Born on Christmas Eve, 1940, in Pensacola, Florida, Jean was the only child of Julia Sanford Brown and George Warren Ellenburg. Her mother came from a pioneering aviation family in Georgia. Her father was a Navy pilot who served in the Pacific theater during World War II and went on to design rockets and jet engines for General Electric and Westinghouse.

Jean spent her childhood on and around Navy bases from Florida to Hawaii, finding pleasure in drawing, reading, riding horses and practicing riflery. She particularly enjoyed paddling her wooden canoe around the wetlands near her home in Ponte Vedra, Florida, where she relished her independence and solitude and delighted in exploring the natural environment. In 1958 she enrolled at Manhattanville College, a Catholic liberal arts college for women in Purchase, New York. Jean took studio courses in painting and sculpture, but ultimately majored in English, writing her senior thesis about the imagery of fire in T.S. Eliot’s Four Quartets.

Upon graduating in 1962, she married Blasdel A. Reardon, a Cincinnati native and the brother of a Manhattanville classmate. Living in Wyoming, Ohio, they raised five sons together and for many years Jean focused her creative energies on parenting. Still, she managed to knit sweaters, sew clothes and design handbags for friends and family and grow flowers and vegetables in her backyard gardens. She was also active in her church, St. James of the Valley, in her children’s schools and in the Junior League of Cincinnati. For several years she volunteered at the Cincinnati Nature Center, guiding schoolchildren on nature walks among pastures, meadows, woodlands and ponds. There she found some of the organic forms that later resurfaced in her art.

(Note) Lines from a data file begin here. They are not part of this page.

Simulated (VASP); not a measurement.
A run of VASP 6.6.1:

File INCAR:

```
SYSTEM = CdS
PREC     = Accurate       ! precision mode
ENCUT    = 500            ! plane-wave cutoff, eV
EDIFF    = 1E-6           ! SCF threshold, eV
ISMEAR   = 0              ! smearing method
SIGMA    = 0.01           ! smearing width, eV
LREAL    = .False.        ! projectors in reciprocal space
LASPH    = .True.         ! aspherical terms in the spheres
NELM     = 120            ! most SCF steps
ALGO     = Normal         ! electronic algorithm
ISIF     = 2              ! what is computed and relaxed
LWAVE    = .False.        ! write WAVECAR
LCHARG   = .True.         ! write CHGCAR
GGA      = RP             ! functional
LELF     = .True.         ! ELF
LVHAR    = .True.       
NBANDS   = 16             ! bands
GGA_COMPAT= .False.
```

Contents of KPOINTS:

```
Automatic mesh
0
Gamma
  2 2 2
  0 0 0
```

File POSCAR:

In 1980 she resumed her formal art training by enrolling at the Art Academy of Cincinnati. Holding her own among students many years her junior, she took courses in art history, color theory, drawing, painting and photography. It was printmaking, however, that truly sparked her interest and imagination. Under the tutelage of April Foster, she explored a range of techniques, from screen printing and relief printing to etching, lithography, monoprinting and collography. “Jean was a very eager student, soaking up everything that we provided at the Academy with acuity, energy and enthusiasm,” says Anne Miotke, her painting instructor there and now an adjunct professor at the Milwaukee Institute of Art and Design. “She was always open to new approaches in composition.”

Jean soon adopted a photorealist approach to printmaking. She selected imagery from her own photographs, often close-ups of flowers or leaves, and then manipulated or combined them. Her carefully designed compositions often incorporated borders, inset details and bold contrasts of shape and value. While favoring miniature scenes, sometimes focusing on just a few leaves or blossoms, she frequently made them much larger than life, utterly transforming her subject matter and its relationship to the viewer.

Shortly after graduating from the Art Academy of Cincinnati with a B.F.A. in 1988, Jean and her husband moved to Hingham, Massachusetts, where she served as a volunteer at the Hingham Public Library, a board member at the Hingham Historical Society and a member of the town traffic committee. At St. Paul’s Church she was both a Eucharistic Minister and an advisor on the color scheme for a major interior renovation. Jean also continued her artwork in Massachusetts, showing primarily at the Copley Society in Boston and the South Shore Art Center in Cohasset, and began designing limited-edition clothes for toddlers and infants under the label Puffin ‘n’ Peas.

Working in many media, Jean consistently looked for new ways to develop and apply her talents and learn new skills. Throughout her life she pursued a wide range of interests, including painting, printmaking, decorating, cooking, gardening, and designing and making clothes. She died in October 2001 after a six-week battle with Acute Respiratory Distress Syndrome.